OKIE FROM MUSKOGEE: Food, animals ties Kilpatrick's life together

Restaurant co-owner Susannah Barns Kilpatrick says she loves the unpredictability of food service.

“You never put yourself in a box, you never know what you’re going to be doing,” she said. “I guess that’s why I love this work, I hate to be one of those people who just goes to work and does the same thing every day.”

She has become quite familiar with such unpredictability.

Kilpatrick recalls working at Charlie’s Chicken during college. She said she studied teaching in college.

“I was managing restaurants and making more money than I would have if I was teaching,” she said, adding that she still does bookkeeping for the chicken chain.

She and her husband, Darren, have done several restaurant and catering ventures over the years. They built and operated Kilharen’s Lodge from 2008 to 2020.

They also had a food trailer, KH Pit Barbecue, which they took to state fairs and motor events in several states.
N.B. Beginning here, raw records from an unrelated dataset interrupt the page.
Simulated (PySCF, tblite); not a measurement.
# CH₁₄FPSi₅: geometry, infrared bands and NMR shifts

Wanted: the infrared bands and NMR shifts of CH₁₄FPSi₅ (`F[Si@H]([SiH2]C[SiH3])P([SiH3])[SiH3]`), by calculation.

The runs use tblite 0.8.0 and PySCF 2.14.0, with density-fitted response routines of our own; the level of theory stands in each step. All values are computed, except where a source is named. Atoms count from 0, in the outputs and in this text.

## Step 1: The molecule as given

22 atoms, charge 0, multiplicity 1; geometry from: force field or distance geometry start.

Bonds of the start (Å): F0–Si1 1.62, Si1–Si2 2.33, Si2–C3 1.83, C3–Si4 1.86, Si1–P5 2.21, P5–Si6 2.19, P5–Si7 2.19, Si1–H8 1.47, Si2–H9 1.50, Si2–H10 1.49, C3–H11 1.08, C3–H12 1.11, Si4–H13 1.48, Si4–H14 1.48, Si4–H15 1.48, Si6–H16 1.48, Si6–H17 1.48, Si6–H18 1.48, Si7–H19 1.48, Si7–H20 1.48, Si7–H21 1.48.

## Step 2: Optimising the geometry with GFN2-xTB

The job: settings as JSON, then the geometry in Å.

“We worked with a company called Levy Restaurant group and they contracted us with NHRA, NASCAR, and other state fairs,” she said.

Working out of two semis, they did the Colorado State Fair and Stillwater’s Calf Fry Music Festival for a few years.

“Calf Fry was most taxing because we were the only vendor,” she said. “But it was also a lot of fun.”

All this, while operating Hamlin’s Mexican Restaurant, JL’s Barbecue in Pryor and a roasted sweet corn booth at Tulsa State Fair.

Kilpatrick said they’ve eased up on their schedule to focus on the restaurants and sweet corn stand. They also handle some rental houses.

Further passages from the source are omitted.